This paper assumes KSM as the baseline software page deduplication scheme. KSM relies on the operation system to specify one or more memory address ranges, and uses a periodically invoked software thread to identify duplicated pages in these ranges. Once duplications are found, the pages will be merged by changing the page table entry to point to one of the physical pages, and releasing all other identical pages. The page table entries will also be marked as read-only regardless of the original permission. A copy-on-write will be performed if one of the virtual addresses sharing the same physical page is written into. The background thread maintains a sorted binary tree, called the stable tree, for tracking physical pages that have been deduplicated. Each node of the binary tree contains the physical number of the page, and sorted property is maintained as in a binary search tree. The comparison function is just simple binary comparison on the page content. On each iteration of the background thread, the candidate pages in the specified ranges (except those that are already in the stable tree) are checked against the stable tree one by one, and deduplicated if a match is found. If no match can be found, the thread then checks whether the page has been modified since the last time it checks the page. To track the modification status, the OS maintains a hash value for each page in the range, which is computed with the page content, and updated on each iteration of the KSM thread. The old hash value, which is computed in the last iteration, will be compared against the new hash value computed in the current iteration, and if they mismatch, the page is deemed as “volatile”, which will be excluded from deduplication for the current iteration. For those pages who have not changed since the last iteration, and cannot be matched against an existing deduplicated page, they will be inserted into an “unstable tree”, which is the same type of binary tree as the stable tree, but just tracks pages that may potentially match other non-duplicated pages. Each candidate page, if they have not been excluded, will be checked against the unstable tree as the last step. If a match can be found, then deduplication is performed, and the underlying physical page is inserted into the stable tree. Otherwise, the candidate page is simply inserted into the unstable tree for future comparisons.

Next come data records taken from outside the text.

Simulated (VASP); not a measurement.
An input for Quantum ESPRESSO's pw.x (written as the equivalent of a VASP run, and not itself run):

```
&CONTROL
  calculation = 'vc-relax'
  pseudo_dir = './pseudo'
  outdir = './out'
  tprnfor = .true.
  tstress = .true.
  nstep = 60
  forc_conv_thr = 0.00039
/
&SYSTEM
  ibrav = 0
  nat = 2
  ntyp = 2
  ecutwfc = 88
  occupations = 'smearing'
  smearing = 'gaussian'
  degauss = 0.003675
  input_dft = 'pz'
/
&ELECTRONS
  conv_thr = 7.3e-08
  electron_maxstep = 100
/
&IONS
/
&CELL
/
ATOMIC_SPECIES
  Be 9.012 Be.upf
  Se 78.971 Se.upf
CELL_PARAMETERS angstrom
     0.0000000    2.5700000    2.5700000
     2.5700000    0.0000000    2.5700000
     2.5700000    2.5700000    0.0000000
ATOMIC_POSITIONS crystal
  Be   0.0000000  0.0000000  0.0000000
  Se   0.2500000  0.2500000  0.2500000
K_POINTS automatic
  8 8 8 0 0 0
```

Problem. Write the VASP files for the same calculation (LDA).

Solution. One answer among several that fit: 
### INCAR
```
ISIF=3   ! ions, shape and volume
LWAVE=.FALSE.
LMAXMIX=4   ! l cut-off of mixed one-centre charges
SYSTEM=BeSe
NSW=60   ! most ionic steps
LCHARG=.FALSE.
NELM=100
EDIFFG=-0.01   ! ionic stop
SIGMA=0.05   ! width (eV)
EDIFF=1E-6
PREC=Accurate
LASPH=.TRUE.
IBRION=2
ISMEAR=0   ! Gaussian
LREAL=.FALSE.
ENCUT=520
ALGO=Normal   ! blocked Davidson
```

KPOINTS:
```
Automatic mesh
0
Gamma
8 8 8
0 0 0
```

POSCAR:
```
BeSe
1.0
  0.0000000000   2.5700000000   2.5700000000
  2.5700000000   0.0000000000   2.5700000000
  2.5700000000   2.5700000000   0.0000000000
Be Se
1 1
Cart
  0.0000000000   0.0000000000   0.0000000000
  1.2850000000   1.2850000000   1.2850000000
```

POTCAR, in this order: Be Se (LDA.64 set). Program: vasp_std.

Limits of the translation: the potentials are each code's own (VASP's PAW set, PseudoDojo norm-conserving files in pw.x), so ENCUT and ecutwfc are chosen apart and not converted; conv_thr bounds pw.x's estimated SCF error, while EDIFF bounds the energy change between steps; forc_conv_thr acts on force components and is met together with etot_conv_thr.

The paper observes that three important and most resource consuming abstractions of the KSM core algorithm can be implemented in hardware. The first is page comparison, which requires nothing more than a parallel comparator for computing the difference of two pages in binary form, similar to the hardware version of memcmp(). The second is tree traversal, which requires a hardware state machine to perform page comparison, and then selects the left or right child as the next comparison target based on the result of comparison. The design, however, does not implement tree construction for two reasons. First, the complexity of updating red-black trees, which are used for both stable and unstable trees in KSM, in hardware is too high to be realistic. Second, hardware can only provide a finite number of node slots, and is difficult to change, while in practice there can be as many pages for deduplication as the system administrator wants as long as the overhead is not an issue. Based on the above reasons, the OS still maintains software copies of the two trees and hash values for individual pages, and only relies on the hardware to perform read-only operations such as tree traversal and page comparison.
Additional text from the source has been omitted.